You can add all variables at once and I assume you want them to be binary:
X = m.addVars(D, S, vtype=GRB.BINARY)
(or use Distro and Stores instead of D and S if you need to use the names).
Your definition of the objective function then becomes:
m.setObjective(quicksum(Costs[d][s] * X[d, s] * Demand[s] for d in Distro for s in Stores), GRB.MINIMIZE)
(This is all assuming that each store can only be delivered from one distribution center, but since your distribution centers do not have a maximal capacity this seems to be a fair assumption.)
You need constraints ensuring that the stores' demands are actually satisfied. For this it suffices to ensure that each store is being delivered from one distribution center, i.e., that for each s one X[d, s] is 1.
m.addConstrs(quicksum(X[d, s] for d in Distro) == 1 for s in Stores)
When I optimize this, I indeed get an optimal solution with value 150313.
I have started using boost::odeint in my C++ code, and I think I'm missing a simple feature available in other integrators, namely Scipy's odeint.
scipy.odeint lets the user specify the times at which the state must be added to the output state history.scipy.odeint is a variable timestep integrator whose one-liner call looks like this (the state is integrated from the initial condition X0 and interpolated/stored at the times specified in times)

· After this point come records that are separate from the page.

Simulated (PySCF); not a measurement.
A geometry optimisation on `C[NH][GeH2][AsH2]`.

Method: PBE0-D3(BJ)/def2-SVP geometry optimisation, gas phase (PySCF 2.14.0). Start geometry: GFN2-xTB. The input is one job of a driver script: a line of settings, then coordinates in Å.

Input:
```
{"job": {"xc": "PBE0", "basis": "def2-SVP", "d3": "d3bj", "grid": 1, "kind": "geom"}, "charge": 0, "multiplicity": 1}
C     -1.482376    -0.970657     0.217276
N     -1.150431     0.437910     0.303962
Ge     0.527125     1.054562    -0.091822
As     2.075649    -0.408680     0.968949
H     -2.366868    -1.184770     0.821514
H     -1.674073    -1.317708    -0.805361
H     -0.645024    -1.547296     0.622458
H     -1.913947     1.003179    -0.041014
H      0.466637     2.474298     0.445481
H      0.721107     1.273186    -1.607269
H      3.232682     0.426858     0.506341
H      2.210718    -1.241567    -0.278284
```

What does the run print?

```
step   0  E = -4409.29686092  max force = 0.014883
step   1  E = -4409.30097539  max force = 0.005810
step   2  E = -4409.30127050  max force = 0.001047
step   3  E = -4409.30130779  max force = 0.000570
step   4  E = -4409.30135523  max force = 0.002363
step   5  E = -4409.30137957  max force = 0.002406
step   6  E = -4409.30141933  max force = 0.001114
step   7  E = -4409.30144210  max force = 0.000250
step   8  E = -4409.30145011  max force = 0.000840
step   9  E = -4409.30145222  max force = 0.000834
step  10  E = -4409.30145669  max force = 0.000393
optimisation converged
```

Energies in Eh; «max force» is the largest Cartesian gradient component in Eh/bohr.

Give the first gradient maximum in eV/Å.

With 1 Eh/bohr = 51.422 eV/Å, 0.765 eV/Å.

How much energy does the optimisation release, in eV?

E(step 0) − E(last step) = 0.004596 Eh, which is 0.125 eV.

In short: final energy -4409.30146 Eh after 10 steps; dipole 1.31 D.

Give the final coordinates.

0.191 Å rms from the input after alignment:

X = scipy.odeint(dxdt,X0,times,atol = 1e-13,rtol = 1e-13)
where X is a matrix that has as many rows as there are elements in times
Basically, I am looking for a similar feature in boost::odeint in order to do two things:
Propagate a state from t0 to tf, but only retrieve the final value of the state. I think I could write an observer only storing the state if the internal time satisfies t == tf, but this looks like a rather ugly hack. If I want to let the integrator choose the proper internal timestep to meet the tolerance values, storing intermediate states is a unnecessary burden.
Propagate a state from t0 to tf but store the state at times specified in advance, that are not necessarily evenly distributed, in a similar fashion to the call to scipy.odeint hereabove, while also letting the integrator choose the proper internal timestep.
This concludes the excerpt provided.